Effective IT service management, IO needed for government IT progress

Arguably no single concept is more universal within the realm of IT than the mandate to do more with less. Organization leaders are typically reluctant to increase IT funding, even as they ask their IT departments to deliver greater results and tackle harder challenges. 

Government agencies are no exception to this trend. If anything, public sector leaders may be even more inclined to adopt policies that force IT professionals to do more with less.

That being the case, it is imperative for government agencies to make IT service management and infrastructure optimization priorities. With a dual focus on these key areas, agencies can achieve significant IT progress without overrunning their budgets. 

CIO priorities and the need for IT progress
The importance of this focus on IO and ITSM can be seen in Gartner's 2015 CIO Agenda report. This study surveyed nearly 3,000 CIOs from around the world, including 343 government-based CIOs. Among those CIOs working for federal agencies, around 30 percent indicated their IT budgets recently decreased, further reinforcing the mandate emphasized above.

"Government agencies must embrace more sophisticated, advanced IT services."

Going further, the Gartner study emphasized the need for government CIOs to push their agencies to embrace more sophisticated, advanced IT services. An over-reliance on existing solutions is proving to be an obstacle for government-wide improvements, as Rick Howard, research director at Gartner, explained.

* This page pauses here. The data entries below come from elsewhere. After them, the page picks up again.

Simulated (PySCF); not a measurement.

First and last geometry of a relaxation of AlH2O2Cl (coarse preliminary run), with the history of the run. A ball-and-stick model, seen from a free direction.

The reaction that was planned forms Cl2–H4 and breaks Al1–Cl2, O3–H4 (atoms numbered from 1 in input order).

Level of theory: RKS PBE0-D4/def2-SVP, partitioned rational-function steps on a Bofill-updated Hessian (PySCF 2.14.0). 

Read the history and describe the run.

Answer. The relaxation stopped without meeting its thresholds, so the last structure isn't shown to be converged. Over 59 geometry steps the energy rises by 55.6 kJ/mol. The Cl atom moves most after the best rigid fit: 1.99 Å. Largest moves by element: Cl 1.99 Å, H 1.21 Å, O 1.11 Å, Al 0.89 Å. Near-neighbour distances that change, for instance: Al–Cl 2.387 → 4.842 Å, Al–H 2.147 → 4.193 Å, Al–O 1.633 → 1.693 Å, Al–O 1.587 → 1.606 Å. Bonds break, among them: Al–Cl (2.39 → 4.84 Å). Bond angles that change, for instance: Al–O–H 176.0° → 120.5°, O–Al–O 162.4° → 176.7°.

"The burden of legacy technologies in government puts innovation on a path of incremental improvement when agility and quick solution delivery is expected," said Howard. "It's all about starting with the digital world and what is possible – thinking cloud, mobile and situational context first – and then considering, 'How do we get there from here?' using information and technology."

Howard went on to emphasize the importance of turning to the public cloud first for the majority of government IT initiatives. The public cloud will usually be the most cost-effective option for any given IT need. If security or compliance issues eliminate this option, then government CIOs should look at the private cloud or on-premise alternatives.

The report also noted the importance of business intelligence and analytics tools. According to Gartner, the move toward advanced IT services will inevitably produce a tremendous amount of unstructured and difficult-to-process data. CIOs are therefore eager to embrace BI and analytics solutions that can transform these resources into valuable insight.

"Government agencies are poised for major transformations."

Advancing IT the right way
With all this in mind, it's clear that government agencies are poised for major transformations in the near future. To do more with less, CIOs and other decision-makers will have no choice but to look for solutions that can maximize efficiency and performance while driving down costs. 

Yet embracing new solutions alone is not enough. To ensure that this IT progress actually delivers all of the sought-after benefits, agencies need high-quality ITSM solutions. Such resources will deliver tracking, reporting and measurement of IT operational performance. Lacking this insight, there will be no way for agency CIOs to truly confirm their IT investments are actually helping to achieve the goal of doing more with less. 

IO takes this concept even further. Government agencies can utilize IO to ensure new IT services align properly with daily and long-term goals and standards. Without this concentrated focus, there's a high chance that CIOs will embrace suboptimal IT services or deploy them in a less than ideal fashion. The adoption of cloud computing, mobile solutions and more offerings presents a new frontier for most government agencies, complete with significant risk and unavoidable uncertainty. A well-considered approach to IO can help to minimize the risk in this area.

However, it is important to note that both ITSM and IO services are not guaranteed to deliver results in and of themselves. Each of these areas is exceedingly dependent on the organization providing the service. For government agencies eager to do more with less in the realm of IT, then, the key is not simply to embrace ITSM and IO, but also to choose the right ITSM and IO service providers. Decision-makers must look for third-party vendors with robust experience in the public sector that have demonstrated an understanding of the IT landscape. By partnering with such a service provider, government agencies will be well positioned to take advantage of new IT solutions, and to improve their performance across the board as a result.